Why Asian Barbie Dolls Are Important
  • by Ethel Navales
  • May 29, 2014
Screen Shot 2014-05-29 at 3.33.35 PM

When I was a little girl, I had a lot of dolls. I mean a lot of dolls. There were Barbie dolls cluttering my toy box, Cabbage Patch dolls lining my window sill and Ragdolls taking up most of my bed.

Despite my ever-growing collection, I noticed there was one doll in particular that I favored above the rest. She was the one doll that went on family vacations with me, accompanied me to the dinner table and was the only one in my arms for nap time.

As a child, I couldn’t figure out why I played favorites with her. Now as an adult, the answer is obvious: she was my only Asian doll. I quickly realized it wasn’t favoritism at all. It was my natural craving to find anything that looked like me in a toybox filled with blond hair and blue eyes. It was the craving to know that the way I looked was “pretty enough” to be created into a doll. It was the craving to know that it was okay to look different.

This is probably why there is quite some sadness over the recent news of American Girl discontinuing their only Asian American doll. Our community has lost an already rare opportunity for our little ones to see their culture and experiences reflected in mainstream/popular culture.

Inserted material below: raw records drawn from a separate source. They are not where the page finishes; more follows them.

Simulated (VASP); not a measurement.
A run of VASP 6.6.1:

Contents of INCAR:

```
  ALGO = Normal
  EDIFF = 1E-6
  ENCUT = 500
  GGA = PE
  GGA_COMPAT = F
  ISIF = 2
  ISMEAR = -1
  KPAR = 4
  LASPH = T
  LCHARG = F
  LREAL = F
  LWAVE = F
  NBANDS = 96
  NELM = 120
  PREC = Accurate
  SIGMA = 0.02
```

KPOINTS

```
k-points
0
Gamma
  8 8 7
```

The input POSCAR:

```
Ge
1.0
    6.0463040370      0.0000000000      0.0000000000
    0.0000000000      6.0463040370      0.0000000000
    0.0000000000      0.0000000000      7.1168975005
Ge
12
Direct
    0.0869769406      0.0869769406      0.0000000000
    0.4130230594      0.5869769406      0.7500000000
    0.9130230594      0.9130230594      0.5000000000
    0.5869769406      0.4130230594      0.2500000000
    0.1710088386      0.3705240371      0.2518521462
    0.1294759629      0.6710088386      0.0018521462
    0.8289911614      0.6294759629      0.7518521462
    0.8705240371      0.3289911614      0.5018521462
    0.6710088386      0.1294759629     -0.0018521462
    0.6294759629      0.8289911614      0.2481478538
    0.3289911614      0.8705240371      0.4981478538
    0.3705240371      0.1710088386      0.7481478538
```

Luckily for us, in the midst of this bad news, we discovered something incredible. While looking for alternate Asian dolls that our little ones could have instead of an American Girl doll, we uncovered something even better.

As it turns out, Barbie, the world’s most popular series of dolls, saw the necessity in having diversity among their dolls. We found everything from Korean and Filipino Barbies to Japanese Kens.

Now don’t get us wrong. We’re aware of the various problems that come along with the Barbie franchise and we certainly don’t want our children facing unrealistic expectations to be thin, but having Asians portrayed in such a mainstream fashion is clearly a win for us. Imagine children going home with these and gaining a curiosity for the cultural significance of their Barbie’s dress or headpiece or jewelry. Imagine children having dolls that make them proud of their ethnic makeup.

Unfortunately, many of these very limited-edition dolls are no longer available from Mattel and are probably in the hands of hardcore doll collectors. Maybe if we cross our fingers enough, we can get these Barbies back? We could certainly use them.

barbie 1

Philippines Barbie® Doll

barbie 2

China Barbie® Doll

barbie 3

India Barbie® Doll

barbie 4

Japan Ken® Doll

barbie 5

Japan Barbie® Doll

barbie 6

Japan Barbie® Doll

barbie 7

Happy New Year™ Barbie® Doll

barbie 8

Sumatra-Indonesia Barbie® Doll

barbie 9

Thai Barbie® Doll

barbie 10

India Barbie® Doll 2nd Edition

barbie 11

Japanese Barbie® Doll 2nd Edition

barbie 12

Chinese Barbie® Doll

barbie 13

Japanese Barbie® Doll 1st edition

barbie 14

Malaysian Barbie® Doll

barbie 15

Korean Barbie® Doll

barbie 16

India Barbie® Doll

(SOURCE)

2comments

  1. I definitely wouldn’t purchase the Chinese Barbie doll with the panda for any kid. It looks like a caricature to me. No, we don’t go around carrying pandas.

  2. My daughter is adopted from China and we had a Chinese Barbie (the one pictured here), along with Mulan Barbie (not sure if she’s still available, but came out with the Disney movie), and a few Asian males, and we had some darker skinned Barbies as well. For a very long time my daughter HATED the Asian Barbies, her favorite was a long blonde barbie, and over all the years of playing w/Barbie, her preferred doll was one she called “Rainbow Barbie” who had very long hair that was all colors of the rainbow. The sad part of my observations on her preferences is that she got the message, at that young age, that blonde was an ideal. (Note: I have dark hair, Mediterranean color and there are no blondes in our family and we live in NYC, which is culturally diverse.) She still got that message of blonde is beautiful from the media around us.